Congressman Steve Scalise today will testify at the House Transportation and Infrastructure Committee to urge support for hurricane recovery and flood protection projects in Southeast Louisiana. Scalise is working with local parish leaders and will be submitting several hurricane and flood protection projects for the 2009 Water Resources Development Act.

"It is very important that our demands for a stronger level of hurricane and flood protection than the one we had before Katrina are acted upon. We cannot afford to do hurricane protection on the cheap again. The Louisiana Congressional delegation, has worked with state and local officials to identify priorities and we are now urging the Transportation and Infrastructure Committee to move forward with our requests and work to get them authorized."

Congressman Scalise submitted the following statement for the record and will be working with the Members of the Committee to authorize critical hurricane protection projects in Southeast Louisiana.

Statement of Congressman Steve Scalise
Subcommittee on Water Resources and Environment
Hearing on "Proposals for a Water Resources Development Act of 2010"
November 18, 2009

Thank you Chairwoman Johnson, Ranking Member Boozman, and Members of the Subcommittee for allowing me the opportunity to address the subcommittee today and for moving forward on a WRDA bill for 2010. I appreciate the commitment by your committee to move this important legislation forward.

I represent Louisiana's First Congressional District, which encompasses all or parts of 6 parishes in the Greater New Orleans area, including Jefferson, Orleans, St. Charles, St. Tammany, Tangipahoa, and Washington Parishes.

Southeast Louisiana has faced many challenges since the destruction caused by Hurricane Katrina's storm surge and the failure of the federal levees in New Orleans. While major investments have been made to the infrastructure in our region--and I thank this subcommittee for your work on the 2007 WRDA bill--much of our region remains completely unprotected from hurricane storm surge, and the Corps continues to ignore their own reports that have identified the best options for pursuing the strongest level of protection for the people--and also the national assets--in Southeast Louisiana.

To illustrate this point, I would like to offer just a few examples and would like to ask for unanimous consent to submit a more detailed statement for the record.

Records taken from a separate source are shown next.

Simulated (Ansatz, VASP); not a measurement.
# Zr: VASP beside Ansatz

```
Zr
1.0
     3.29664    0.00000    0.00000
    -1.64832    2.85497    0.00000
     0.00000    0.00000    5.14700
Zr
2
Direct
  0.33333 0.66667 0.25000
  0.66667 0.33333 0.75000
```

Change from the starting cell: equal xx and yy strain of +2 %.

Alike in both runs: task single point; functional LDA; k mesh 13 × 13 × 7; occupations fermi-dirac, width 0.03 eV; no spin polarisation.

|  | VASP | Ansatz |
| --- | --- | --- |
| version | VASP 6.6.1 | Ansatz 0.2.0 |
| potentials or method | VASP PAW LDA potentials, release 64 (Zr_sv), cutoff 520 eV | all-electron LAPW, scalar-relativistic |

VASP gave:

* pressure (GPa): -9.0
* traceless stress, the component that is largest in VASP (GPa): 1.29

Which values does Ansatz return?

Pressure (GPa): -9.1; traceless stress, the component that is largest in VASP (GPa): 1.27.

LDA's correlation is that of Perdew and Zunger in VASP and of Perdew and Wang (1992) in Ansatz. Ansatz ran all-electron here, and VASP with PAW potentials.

Lake Pontchartrain Barrier Plan & "Category 5" Hurricane Protection

The Corps has told our delegation that the "Category 5" report, titled the "Louisiana Coastal Protection and Restoration" study, will be released this December. Not only is this report long past due, but when it is finally released, we are being told it will not include specific project recommendations for this Committee and this Congress to move forward on. While the report will not list project recommendations as was intended by Congress when it was authorized, one key alternative that should be presented in the report provides an option for a Lake Pontchartrain Barrier Plan, which would provide storm surge protection to residents on both the north and south shores of Lake Pontchartrain. It is critical to note here that this project would provide much-needed protection to St. Tammany Parish on the north shore, which currently has no protection whatsoever from hurricane storm surge entering Lake Pontchartrain.

In the wake of Hurricane Betsy over 40 years ago, Congress authorized a similar hurricane protection project that proposed locks at Chef Pass and the Rigolets to prevent storm surge from entering the Lake. Barriers in these locations, which again, would protect both the north and south shores of the Lake, could have prevented the massive breaches in the federal levees that left much of my district and the City of New Orleans inundated.

We must revisit the feasibility of building storm surge barriers at the Rigolets and Chef Pass to provide the strongest level of protection to the people and businesses on both the north and south shores of the Lake.

Outfall Canals

While the project I just described was halted not by the Corps but by outside radical environmental interest groups in the 1970's, we continue to wrangle with the Corps on various projects in my region at both the study level and the construction level.

For example, despite Congressional intent and direction to modify the 3 outfall canals in Jefferson and Orleans Parishes, the Corps continues to proceed with a plan, called "Option 1," which does not provide the best level of hurricane protection for the people in these parishes. The Corps has noted in its own report to Congress that two different plans, called Options 2 and 2a (which includes a plan to pump flood waters to the Mississippi River instead of Lake Pontchartrain) are more reliable options for hurricane and flood protection.

There are also a number of projects, in addition to this one, in which the Corps continues to delay critical reports and studies authorized by Congress. As we work toward this next WRDA bill, I look forward to working with you all to expedite these studies and reports, address critical cost share issues and improve and secure our nation's key federal navigable waterways in South Louisiana.

Coastal Restoration

One final thing I would like to note is the importance to our country of coastal protection and restoration. A crucial component of comprehensive hurricane protection includes rebuilding and restoring our coastline. Coastal erosion in Louisiana has reached catastrophic levels. Louisiana loses approximately 24 square miles of coastal wetlands each year, and the projected loss over the next 50 years, with current restoration efforts taken into account, is estimated to be approximately 500 square miles. More than 47% of Louisiana's population lives in Louisiana's coastal parishes.

Not only are our wetlands important to Louisiana and the Gulf Coast; these wetlands also protect infrastructure of national significance. Five of the largest ports in the U.S. are located in South Louisiana, and our coastal wetlands provide storm protection for over 450 million tons of waterborne commerce carried through these ports. About one-third of all U.S. oil and gas production comes across the coast of Louisiana, and we provide 26% (by weight) of the commercial fish landings in the lower 48 states.

In 2006, Louisiana voters overwhelmingly approved a constitutional amendment to dedicate the state's share of offshore oil and gas revenues to hurricane protection and coastal restoration projects. Our state has made this commitment, but in order to protect these invaluable national resources, the federal government must join us in our efforts to make meaningful investments in coastal restoration.

I look forward to working with your committee on these projects as a WRDA bill is drafted for 2010, and again, I appreciate the opportunity to speak before the committee today.